In [None]:
!pip install numpy scikit-learn
!pip install torch==2.0.1
!pip install torchtext==0.15.2

In [None]:
import nltk
nltk.download("punkt")
nltk.download('punkt_tab')
import spacy
from nltk.tokenize import word_tokenize
from nltk.probability import FreqDist
from nltk.util import ngrams
from transformers import BertTokenizer
from transformers import XLNetTokenizer

from torchtext.data.utils import get_tokenizer
from torchtext.vocab import build_vocab_from_iterator

There are three types of tokenizer:
- word based,
- character based,
- sub word based.

There are different rules for word-based tokenizers, such as splitting on spaces or splitting on punctuation. Each  assigns a specific ID to the split word. Here we will use nltk's  word_tokenize


### Word Based using NLTK and spacy

In [None]:
text = "This is a sample sentence for word tokenization."
tokens = word_tokenize(text)
print(tokens)

In [None]:
text = "I couldn't help the dog. Can't you do it? Don't be afraid if you are."
tokens = word_tokenize(text)
print(tokens)

In [None]:
# This uses 'spaCy' tokenizer

text = "I couldn't help the dog. Can't you do it? Don't be afraid if you are. dogs are loyal"
nlp = spacy.load("en_core_web_sm")
doc = nlp(text)

# Making a list of the tokens and priting the list
token_list = [token.text for token in doc]
print("Tokens:", token_list)

# Showing token details
for token in doc:
    print(token.text, token.pos_, token.dep_)
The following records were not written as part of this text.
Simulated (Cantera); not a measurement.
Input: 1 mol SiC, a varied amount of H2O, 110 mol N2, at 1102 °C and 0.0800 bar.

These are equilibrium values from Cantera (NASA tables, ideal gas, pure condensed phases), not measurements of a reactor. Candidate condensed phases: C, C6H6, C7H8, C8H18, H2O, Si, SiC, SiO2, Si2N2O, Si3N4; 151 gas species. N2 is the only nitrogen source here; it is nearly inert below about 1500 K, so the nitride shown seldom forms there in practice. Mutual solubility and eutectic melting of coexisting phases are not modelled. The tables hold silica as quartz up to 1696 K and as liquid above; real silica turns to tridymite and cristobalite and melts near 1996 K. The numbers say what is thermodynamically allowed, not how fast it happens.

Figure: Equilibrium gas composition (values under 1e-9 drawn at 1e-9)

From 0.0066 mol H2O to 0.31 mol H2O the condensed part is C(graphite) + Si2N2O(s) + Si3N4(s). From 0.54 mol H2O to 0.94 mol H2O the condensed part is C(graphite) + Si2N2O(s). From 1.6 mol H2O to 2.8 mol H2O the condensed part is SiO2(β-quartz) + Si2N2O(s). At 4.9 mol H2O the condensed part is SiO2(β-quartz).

- I PRON nsubj: "I" is a pronoun (PRON) and is the nominal subject (nsubj) of the sentence.
- help VERB ROOT: "help" is a verb (VERB) and is the root action (ROOT) of the sentence.
- afraid ADJ acomp: "afraid" is an adjective (ADJ) and is an adjectival complement (acomp) which gives more information about a state or quality related to the verb.


The problem with this algorithm is that words with similar meanings will be assigned different IDs, resulting in them being treated as entirely separate words with distinct meanings. For example, $Unicorns$ is the plural form of $Unicorn$, but a word-based tokenizer would tokenize them as two separate words, potentially causing the model to miss their semantic relationship.



In [None]:
text = "Unicorns are real. I saw a unicorn yesterday."
token = word_tokenize(text)
print(token)

Languages generally have a large number of words, the vocabularies based on them will always be extensive. However, the number of characters in a language is always fewer compared to the number of words. Next, we will explore character-based tokenizers.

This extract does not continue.